We switched to emphasizing what we call the prompt condition. In the prompt condition, we actually offer crowd workers a naturally occurring sentence that comes from the Yelp open dataset and their task is to edit that sentence in order to achieve this task of fooling the model. The result is a dataset that's much more high-quality and has much more naturalistic examples in it.
For validation, we did the same thing as round 1, and that leads to a dataset that looks like this. There are only 19 percent adversarial examples in this. I think this shows that by now in the process, we have a very strong sentiment model that is very difficult to fool.
But 19 percent is still a substantial number numerically, and so we feel like we're in good shape. Overall, it's a somewhat smaller benchmark, but it has similar structure. We can do majority label training as well as distributional training, and we have balanced Dev and test. They just happen to be a little smaller than round 1.
How does model 1 do versus humans? Well, again, we set things up so that model 1 would perform that chance on our round 2 data, and you saw that model 1 does pretty well on the round 1 data. For humans though, this round is extremely intuitive. Our estimate of F_1 for humans is actually higher than for round 1.

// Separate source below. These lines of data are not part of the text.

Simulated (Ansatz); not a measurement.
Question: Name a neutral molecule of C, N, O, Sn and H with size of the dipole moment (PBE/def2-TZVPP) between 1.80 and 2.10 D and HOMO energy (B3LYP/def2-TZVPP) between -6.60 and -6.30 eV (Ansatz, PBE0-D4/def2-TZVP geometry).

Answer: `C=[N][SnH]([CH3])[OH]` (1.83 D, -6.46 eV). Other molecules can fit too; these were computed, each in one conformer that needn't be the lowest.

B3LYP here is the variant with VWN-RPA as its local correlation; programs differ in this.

We're now at around 90 percent. Here, 116 of our 244 workers never disagreed with the majority label. Again, a substantial level of agreement on what are clearly very difficult sentiment problems. Just to round this out, I thought I'd show another sample of examples from this round. Again, showing model 1 predictions in every way that the majority label could have played out.
I think even more than in round 1, what we start to see are examples that make extensive use of intricate syntactic structures, and also intricate use of non-literal language like metaphor and sarcasm and irony as techniques for coming up with examples that are intuitive for us as humans, but are routinely very challenging for even our best models.
That is Dynascent. Let me use this opportunity to just wrap things up with a few conclusions. These are all meant to be open questions designed to have us looking ahead to the future of adversarial training and testing. Core question here, can adversarial training improve systems? I think overall, we're seeing evidence that the answer is yes, but there is some nuance there, and I think it's going to take some calibration to get this exactly right.
What constitutes a fair non-IID generalization test? I introduced this notion of fairness when we discussed the analytic considerations around all these behavioral evaluations, and then this became very pressing when we talked about why some of the COGs and re-COGs splits are so difficult. The question arises whether it's even fair to be asking our machine learning systems to generalize in particular ways that might nonetheless seem pretty intuitive for us as humans.
Can hard behavioral testing provide us with the insights we need when it comes to certifying systems as trustworthy? If so, which tests? If not, what should we do instead? I think this is a crucial question. I think in a way we know that the answer is no. No amount of behavioral testing can offer us the guarantees that we're seeking.
But it is a powerful component in getting closer to deeply understanding what these systems are like, and certainly we can use behavioral testing to find cases where they definitely fall down. But for actual certification of safety and trustworthiness, I believe we will need to go deeper, and that is the topic of the next unit of the course.
Fundamentally, are our best systems finding systematic solutions? If the answer is yes, we will feel as humans that we can trust them. If the answer is no, even if they seem to behave well in some scenarios, we might always worry that they're going to do things that are totally baffling to us.
Then finally, the big juicy cognitive and philosophical question, where humans generalize in ways that are unsupported by direct experience, how should AI respond in terms of system design? What should we do in order to achieve these very unusual quasi-cognitive, quasi-behavioral learning targets? I don't have a way to resolve this question, but I think it's really pressing when we think about really challenging our systems to do complex things with language.